Dividend Dilemma Part 1: Whistling Past the MLP Graveyard

by | Apr 5, 2017

If you want to sell an income-driven deal to retail investors, make sure to pay what looks like a big income yield.  Chances are, it won’t matter too much if the investment isn’t very good and turns out to lose money, so long as purveyors can quote a big income yield, (i.e. 7% or more) as the public  will likely rush to buy it no matter what it is. There are many types of income paying assets investors can buy, some of them better than others, but among the most dangerous and junky of all high yielding income investments are Master Limited Partnerships or MLPs.

Exactly what is an MLP? Most owners of MLPs could not properly explain them to you, but are often quick to boast about  the big income yield they are getting and how their income is “tax free”.

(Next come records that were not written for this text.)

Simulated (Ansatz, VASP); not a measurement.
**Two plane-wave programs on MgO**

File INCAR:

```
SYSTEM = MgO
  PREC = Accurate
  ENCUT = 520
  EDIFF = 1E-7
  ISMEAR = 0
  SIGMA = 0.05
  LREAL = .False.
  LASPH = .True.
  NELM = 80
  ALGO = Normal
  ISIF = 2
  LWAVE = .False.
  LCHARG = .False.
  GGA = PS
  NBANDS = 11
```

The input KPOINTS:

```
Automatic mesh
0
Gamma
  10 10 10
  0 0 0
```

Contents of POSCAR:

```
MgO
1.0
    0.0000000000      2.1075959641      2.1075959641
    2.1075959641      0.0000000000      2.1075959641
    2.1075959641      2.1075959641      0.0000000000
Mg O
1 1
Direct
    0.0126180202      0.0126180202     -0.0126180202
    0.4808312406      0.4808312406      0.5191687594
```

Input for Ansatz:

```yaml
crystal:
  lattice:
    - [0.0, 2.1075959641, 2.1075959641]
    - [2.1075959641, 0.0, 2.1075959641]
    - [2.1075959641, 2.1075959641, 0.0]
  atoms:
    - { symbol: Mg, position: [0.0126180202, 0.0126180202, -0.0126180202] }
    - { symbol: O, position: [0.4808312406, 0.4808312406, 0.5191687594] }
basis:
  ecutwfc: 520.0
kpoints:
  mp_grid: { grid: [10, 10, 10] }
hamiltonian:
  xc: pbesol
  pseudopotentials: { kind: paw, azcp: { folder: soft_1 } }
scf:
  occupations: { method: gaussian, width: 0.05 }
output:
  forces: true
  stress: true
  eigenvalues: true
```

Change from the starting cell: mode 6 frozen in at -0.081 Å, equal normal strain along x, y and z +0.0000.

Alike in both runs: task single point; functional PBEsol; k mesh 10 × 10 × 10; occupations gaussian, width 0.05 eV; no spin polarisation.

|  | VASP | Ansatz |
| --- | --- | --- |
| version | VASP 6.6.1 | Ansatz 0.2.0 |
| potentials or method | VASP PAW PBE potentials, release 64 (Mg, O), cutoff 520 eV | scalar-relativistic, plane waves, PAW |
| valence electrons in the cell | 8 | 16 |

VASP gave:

An MLP is a publicly traded interest in a partnership consisting of a General Partner, (usually the issuer, a corporate entity looking to sell depleting assets at a high price) and “Limited Partners”, the shareholders, who are usually retail investors. MLPs are considered “pass through” entities for tax purposes, so their payouts are not taxed in the same way as dividend or interest income. Instead, income payments are applied to lower the cost basis of each unit.  In this way MLPs are not “tax free”, but are taxed more like capital gains. But since most MLPs lose money for shareholders, capital gains taxes are usually not an issue.

Under prevailing IRS code, in order to qualify as a “pass-through” for tax purposes, MLPs must derive at least 90% of their income from “qualifying sources” generated by depleatable natural resources, such as petroleum or natural gas. That key word “depleatable” is one that investors too often overlook.

MLPs usually have two classes of ownership, one for the General Partner and one for the shareholders. The General Partner class has all the voting power and makes all decisions, and has no fiduciary duty to shareholders. Investors hold a subordinated, temporary and diminishing interest  in some sort of mineral or gaseous resource, or a pipeline interest, or maybe something else, receiving an income stream derived from normal commercial operations. In addition to a preferred interest in the depleting asset pool, the General Partner also receives a generous management fee from limited partners, which can sometimes be quite high. In addition, MLPs generate pesky K-1 tax forms instead of standard 1099 income reporting. These K-1s are often complicated, late in arriving, incorrect and routinely make your tax preparer very upset.

If that were not enough, the net investment results of MLPs can even be more negative. Take a look at the long term price charts of any number of MLPs and you notice an interesting similarity. Their long term price trajectory is usually downward. Which brings us back to the word “depleatable”. If you read the prospectus and other offering materials for MLPs, (almost no one does) they state that Limited Partner  interest in the MLP underlying asset diminishes over time and then at some point expires. This means as time passes, shareholders own less and less of whatever it is the MLP is supposed to represent until in some cases, they own nothing at all. Therefore, it is natural for the share values to decline over time, but that is not the only reason MLPs usually lose value.

MLPs lose value because investors who hold them often panic when MLP share prices are under pressure, causing a steep and less than orderly decline that can reduce MLP values by 50% or more. This actually happened in the first quarter of 2016, when crude oil prices tumbled by more than 65% from their highs. MLP investors lost their shirts as share prices collapsed with petroleum quotes. As crude oil partially recovered in the months that followed, MLPs regained only a portion of their 2015 values, stranding investors with big losses. This was not an isolated one-time event. Truth is that MLPs have been making investor money disappear ever since their introduction back in 1981.

Since MLPs pay good income yields and offer what appear to be certain tax preferences, investors and their brokers routinely look past all the hazards of MLPs and grasp on to their big yields, as the income return is all they want to see.

There are other much better places in financial markets to derive income and total returns, but if you insist on whistling past the MLP graveyard, good luck, you’ll need it.